Data corruption with hio driver

Bug #1701316 reported by Peter Sabaini on 2017-06-29
34
This bug affects 6 people
Affects Status Importance Assigned to Milestone
linux (Ubuntu)
High
Seth Forshee
Xenial
High
Seth Forshee
Yakkety
High
Seth Forshee
Zesty
High
Seth Forshee
Artful
High
Seth Forshee

Bug Description

Impact: Data corruption is seen when using the hio driver with 4.10 and later kernels.

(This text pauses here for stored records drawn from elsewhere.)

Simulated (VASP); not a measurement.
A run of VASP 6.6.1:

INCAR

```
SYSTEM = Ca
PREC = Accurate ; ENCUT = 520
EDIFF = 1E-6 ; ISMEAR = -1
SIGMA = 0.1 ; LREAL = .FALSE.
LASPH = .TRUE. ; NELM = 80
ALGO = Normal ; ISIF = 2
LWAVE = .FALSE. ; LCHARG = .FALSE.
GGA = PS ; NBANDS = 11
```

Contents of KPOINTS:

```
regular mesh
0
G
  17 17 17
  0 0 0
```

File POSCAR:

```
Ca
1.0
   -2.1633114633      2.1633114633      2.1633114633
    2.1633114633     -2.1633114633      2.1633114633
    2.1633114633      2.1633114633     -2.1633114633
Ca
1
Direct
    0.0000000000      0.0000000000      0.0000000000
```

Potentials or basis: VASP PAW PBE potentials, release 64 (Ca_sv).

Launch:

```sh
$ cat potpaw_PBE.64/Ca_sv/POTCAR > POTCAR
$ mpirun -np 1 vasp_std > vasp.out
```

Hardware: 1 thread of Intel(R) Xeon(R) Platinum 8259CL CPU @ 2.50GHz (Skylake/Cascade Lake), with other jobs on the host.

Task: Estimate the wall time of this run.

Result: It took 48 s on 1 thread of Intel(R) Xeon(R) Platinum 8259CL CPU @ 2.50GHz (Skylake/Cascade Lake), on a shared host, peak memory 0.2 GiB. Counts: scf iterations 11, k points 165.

Fix: Patch to fix incorrect use of enumerated values as bitmasks.

Test case: See below.

Regression potential: Very low. Changes are simple and Obviously Correct (TM), and they only affect the hio driver.

---

We are seeing data corruption issues using the hio driver with kernel 4.10.0

# uname -a
Linux arbok 4.10.0-26-generic #30~16.04.1-Ubuntu SMP Tue Jun 27 09:40:14 UTC 2017 x86_64 x86_64 x86_64 GNU/Linux

Making xfs fails:

root@arbok:~# mkfs.xfs /dev/hioa
meta-data=/dev/hioa isize=512 agcount=4, agsize=48835584 blks
         = sectsz=512 attr=2, projid32bit=1
         = crc=1 finobt=1, sparse=0
data = bsize=4096 blocks=195342336, imaxpct=25
         = sunit=0 swidth=0 blks
naming =version 2 bsize=4096 ascii-ci=0 ftype=1
log =internal log bsize=4096 blocks=95382, version=2
         = sectsz=512 sunit=0 blks, lazy-count=1
realtime =none extsz=4096 blocks=0, rtextents=0
bad magic number
bad magic number
Metadata corruption detected at xfs_sb block 0x0/0x200
libxfs_writebufr: write verifer failed on xfs_sb bno 0x0/0x200

The drive appears to be healthy. Firmware has been upgraded to ver 656:

root@arbok:~# hio_info -d /dev/hioa
hioa Serial number: 022XWV10G2000325
        Size(GB): 800
        Max size(GB): 800
        Hardware version: 1.0
        Firmware version: 656
        Driver version: 2.1.0.28
        Work mode: MLC
        Run time (sec.): 8910490
        Total read(MB): 8499
        Total write(MB): 0
        Lifetime remaining: 99.844%
        Max bad block rate: 0.167%
        Health: OK
        Comment: NA

No relevant entries about read/write errors in dmesg

Also just copying 8G random data and reading those back gives a hash mismatch:
root@arbok:~# dd if=/dev/urandom of=test.dat bs=1G count=8 iflag=fullblock
8+0 records in
8+0 records out
8589934592 bytes (8.6 GB, 8.0 GiB) copied, 85.6076 s, 100 MB/s
root@arbok:~# dd if=test.dat of=/dev/hioa bs=1G count=8 iflag=fullblock
8+0 records in
8+0 records out
8589934592 bytes (8.6 GB, 8.0 GiB) copied, 10.6034 s, 810 MB/s
root@arbok:~# dd if=/dev/hioa of=read-back.dat bs=1G count=8 iflag=fullblock
sha256sum test.dat read-
8+0 records in
8+0 records out
8589934592 bytes (8.6 GB, 8.0 GiB) copied, 66.1872 s, 130 MB/s
root@arbok:~# sha256sum test.dat read-back.dat
6376d245a07c42c990589a3c17c44e63d826d1cb583fc5a065deff9dae69fd3a test.dat
ebfb4ef19ae410f190327b5ebd312711263bc7579970e87d9c1e2d84e06b3c25 read-back.dat

Launchpad Janitor (janitor) wrote :

Status changed to 'Confirmed' because the bug affects multiple users.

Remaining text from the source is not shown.